The novel centres on Cressy – a young girl who has been brought up in an odd communal family, a sort of religious/artistic community, presided over by her grandfather Harry Bretton. Like several of the characters in this novel Cressy is somewhat isolated – she wants to escape her family.

“Time always went slowly for Cressy, now that her school days were over. She had come home from the convent to nothing. To be part of a busy, useful, self-sufficing community, her mother had said… She would be expected to marry. Whom? Perhaps one of young men who come to work in the studio with her grandfather. They would live pennilessly in one of the out-buildings (restored) and take their place at the long dining table. She visualised it with the greatest ease.”

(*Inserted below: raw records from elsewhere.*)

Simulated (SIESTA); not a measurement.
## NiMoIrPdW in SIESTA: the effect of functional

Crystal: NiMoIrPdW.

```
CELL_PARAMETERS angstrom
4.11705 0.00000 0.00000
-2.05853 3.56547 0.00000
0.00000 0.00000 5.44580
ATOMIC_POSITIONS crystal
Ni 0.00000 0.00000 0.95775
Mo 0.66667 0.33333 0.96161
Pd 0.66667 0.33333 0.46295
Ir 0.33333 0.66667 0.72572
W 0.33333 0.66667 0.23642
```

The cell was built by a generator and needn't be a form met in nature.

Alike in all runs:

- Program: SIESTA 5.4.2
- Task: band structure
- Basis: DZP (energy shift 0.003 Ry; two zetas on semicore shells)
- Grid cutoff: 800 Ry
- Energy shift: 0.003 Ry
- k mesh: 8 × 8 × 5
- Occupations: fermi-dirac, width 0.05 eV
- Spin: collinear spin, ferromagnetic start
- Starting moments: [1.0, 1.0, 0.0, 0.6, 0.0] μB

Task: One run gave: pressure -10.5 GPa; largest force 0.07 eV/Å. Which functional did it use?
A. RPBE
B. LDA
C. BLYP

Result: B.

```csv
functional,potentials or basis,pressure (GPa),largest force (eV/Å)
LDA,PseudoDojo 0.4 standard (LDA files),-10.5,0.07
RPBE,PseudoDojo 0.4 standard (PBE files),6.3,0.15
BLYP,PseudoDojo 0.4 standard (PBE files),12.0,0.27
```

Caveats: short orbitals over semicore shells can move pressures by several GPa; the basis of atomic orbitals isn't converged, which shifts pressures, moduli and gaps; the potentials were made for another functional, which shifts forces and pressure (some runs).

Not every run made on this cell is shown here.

In order to make her escape Cressy finds a job and a small flat at an antique shop in the nearby village. Here she lives on things on toast and meets David – a local journalist who is several years older than Cressy. David’s mother Midge long separated from her much older husband relies on David’s presence in her life, while he is thoroughly tied to her apron strings. David’s father lives in his own self-imposed isolation in London, caring for his eccentric aunt until her death; he spends his time cleaning the silver. Midge likes the way things are and doesn’t much care for it to change. As David and Cressy begin to grow closer, Midge takes Cressy under her wing, and yet is unprepared for the inevitable engagement. When David is away from home, Midge is terrified, she is lonely afraid of burglars and works to manipulate these new changes to suit herself. She urges David and Cressy to live in a small broken down cottage, terribly overgrown that has the advantage of being isolated from everyone else but is very close to her.
Cressy is unprepared for grown up responsible living – she becomes more and more reliant upon Midge who is happy to help. David is equally unprepared for the responsibilities of marriage; he had rather unceremoniously finished a relationship with a rather acerbic woman closer to his own age in order to marry Cressy – who he often thinks of as rather a child.
As with so many Elizabeth Taylor novels marriage and loneliness figure strongly, the writing is good – although maybe not quite as good as in some of Taylor’s earlier novels, and I didn’t think the peripheral characters were as strongly explored as in many other novels. I was interested to note how Murdochian this novel felt in parts – especially the beginning. The artistic/religious community headed up by a rather elusive patriarch, a complex family living at close quarters. A few eccentric characters – particularly David’s father and his Aunt, two characters are even writing books (there is almost always someone writing a book in Murdoch). Having read 25 and a half of Iris Murdoch’s 26 novels I was pleased to note these little things.

(Just for fun – can anyone guess which Murdoch novel I got to p204 and wanted to hurl across the room and gave up on?)